Wimbledon is fast becoming a brand in itself. As well as the tennis, this cosy corner of SW19 also has an exciting array of other cultural events on offer, such as the Fifth International Wimbledon Music Festival coming up 9-24 November. Bit by bit, Wimbledon’s gaining an international reputation that many other London suburbs would envy. With movers and shakers building up its artistic life, it’s evident that open spaces such as Wimbledon Common alongside the pretty churches in the area, provide the perfect backdrop to top-class events.
Therefore it’s understandable that sell-out performances are once again expected at this year’s music festival, allowing artists to display their various talents. The festival’s got an excellent reputation in the classical music world since it started four years ago and has grown exponentially from 12 to 17 events. One thing to keep an eye out for this year is a major recital recalling the world’s greatest viola player who lived locally in Marryat Road. Lionel Tertis, who died in 1975, was widely feted for his viola skills in the 20th century. The Tertis Foundation is among the sponsoring organisations for the festival – and apparently this year festival patron and supreme violist Rivka Golani will be performing recitals by Schubert, Schumann, Britten and Brahms at St John’s Church, Spencer Hill, on 12 November.

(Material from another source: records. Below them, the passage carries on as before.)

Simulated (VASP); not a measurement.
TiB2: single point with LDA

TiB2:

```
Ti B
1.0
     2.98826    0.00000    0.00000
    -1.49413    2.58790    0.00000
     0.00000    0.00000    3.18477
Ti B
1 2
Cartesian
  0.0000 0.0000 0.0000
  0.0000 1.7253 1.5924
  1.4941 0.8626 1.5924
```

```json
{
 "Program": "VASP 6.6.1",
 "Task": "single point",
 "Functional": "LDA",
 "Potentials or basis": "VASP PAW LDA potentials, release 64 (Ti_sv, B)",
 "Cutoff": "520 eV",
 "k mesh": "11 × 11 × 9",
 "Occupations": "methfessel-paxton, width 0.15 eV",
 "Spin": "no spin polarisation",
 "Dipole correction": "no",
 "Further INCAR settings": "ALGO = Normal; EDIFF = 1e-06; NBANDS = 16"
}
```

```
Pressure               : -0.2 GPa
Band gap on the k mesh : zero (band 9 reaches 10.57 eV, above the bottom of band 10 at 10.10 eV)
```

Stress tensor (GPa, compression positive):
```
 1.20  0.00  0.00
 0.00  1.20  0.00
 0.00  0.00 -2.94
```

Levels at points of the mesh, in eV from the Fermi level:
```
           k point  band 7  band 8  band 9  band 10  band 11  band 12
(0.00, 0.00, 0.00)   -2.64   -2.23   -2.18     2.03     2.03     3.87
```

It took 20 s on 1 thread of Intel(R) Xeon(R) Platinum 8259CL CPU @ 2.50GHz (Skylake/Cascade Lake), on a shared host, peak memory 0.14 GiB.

What’s interesting is that Wimbledon’s got historical links with serious music. The earliest references are to the Elizabethan Lord of the Manor, Thomas Cecil, back in the 1550s. Two centuries later in 1779, George Spencer the future 2nd Earl and Lord of the Manor celebrated his 21st birthday playing the chamber organ.
In the 1820s and 30s, the Duchess of Cannizzaro boosted Wimbledon’s music reputation – hosting concerts for selected guests at Cannizaro House, Westside Common and even holding them on Sundays which was massively controversial at the time. The Duchess built up a library of musical manuscripts and was spotted regularly at upmarket musical events across the country.
It’s not just the festival either – there’s been much musical entertainment at Wimbledon Theatre during the last century and the annual open air festival in Cannizaro Park from 1989 onwards had fantastic productions of opera and ballet. The demand’s continuing with the Fifth International Music Festival – and that was all part of the plan! Theatre and film director, Anthony Wilkinson, who organises the festival; said that when he started the event five years ago, he wanted Wimbledon to be on the world map for sport and music and he seems to be well on the way to succeeding.
So it seems that Wimbledon is slowly developing credibility as a musical cultural hub as well as a sporting one. Brand Wimbledon’s growing in its international reputation – and it looks as if that’s not going to stop anytime soon.